The Budget promise to reduce child poverty has been welcomed by commentators including Polly Toynbee in the Guardian, but a number of critics argue that the government’s poverty goal is unlikely to be met. The Institute for Fiscal Studies said that there would be a shortfall, even after Alistair Darling devoted what money he could spare to poor families with children. In the Budget, Mr Darling boosted child benefit for the first child to £20 a week from April 2009, increased the generosity of child tax credits and said that in future the calculation of housing and council tax benefits would ignore child benefit in their means-tests. This package will cost taxpayers £870 million in 2010-11. The IFS confirmed Mr Darling’s claim that it was likely to reduce by 250,000 the number of children living in families with incomes less than 60 per cent of the national median, the government’s poverty line. But the thinktank added that about £2 billion to £3 billion more would be needed for Mr Darling to have a 50:50 chance of halving child poverty by 2010-11, compared with the 1998-99 level – a target confirmed by James Purnell, work and pensions secretary, in the Commons yesterday.

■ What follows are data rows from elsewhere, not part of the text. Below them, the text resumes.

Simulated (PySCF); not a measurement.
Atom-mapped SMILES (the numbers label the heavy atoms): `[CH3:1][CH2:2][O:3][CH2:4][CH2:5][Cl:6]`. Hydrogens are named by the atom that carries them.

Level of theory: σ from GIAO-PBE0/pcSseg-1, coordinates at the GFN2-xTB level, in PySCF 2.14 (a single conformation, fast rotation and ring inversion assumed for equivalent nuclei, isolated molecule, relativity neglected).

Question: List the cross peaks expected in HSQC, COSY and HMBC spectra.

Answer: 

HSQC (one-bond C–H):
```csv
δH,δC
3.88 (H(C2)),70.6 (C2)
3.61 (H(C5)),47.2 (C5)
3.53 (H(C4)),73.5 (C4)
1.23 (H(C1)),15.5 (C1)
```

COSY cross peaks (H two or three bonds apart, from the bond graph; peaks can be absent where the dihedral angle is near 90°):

The National Trust has warned that growing demand for land to build homes is putting pressure on precious natural resources. In a report, the Trust said the rising population is fuelling the need for more space to grow food, build homes and work places and was stretching vital environmental life-support services to the limit. The report says land and its natural resources were undervalued, underfunded and needed better care. It calls for more money to be pumped into protecting the major public benefits from the land including drinking water, flood protection, better health and help in tackling climate change.

The latest chapter in the continuing credit crisis has resulted in first-time home buyers being hit as lenders pull the plug on all but the lowest risk loans. Harsh new conditions set by banks and building societies may leave many borrowers unable to get a mortgage after the sudden demise of Bear Stearns fuelled concerns that the credit crunch will prove deeper and more enduring than was first thought. Lenders, desperate to reduce their exposure to risky debt, are turning away borrowers with small deposits or a credit-record glitch as small as a single missed payment. The number of home-loan deals available has plunged and the number of unexpectedly denied loans has soared. Hundreds of thousands of existing homeowners can expect to be hit with higher interest rates in the coming months. Experts are now warning that the fallout from the US will even affect ‘safe’ prime mortgage borrowers as banks become increasingly jittery and attempt to shield themselves from any housing market downturn.

The housing market may be in free fall, but in the least affordable parts of the country house prices are still booming. In St Ives, Cornwall, a two-up, two-down seaside semi is up for sale at a price tag of £1 million. ‘Waterside houses are big business,’ said one local estate agent. ‘There are houses which have been valued at £3 million to £5 million and they are being snapped up.’ Some of the prospective buyers are said to be Russians with millions to spend on British property.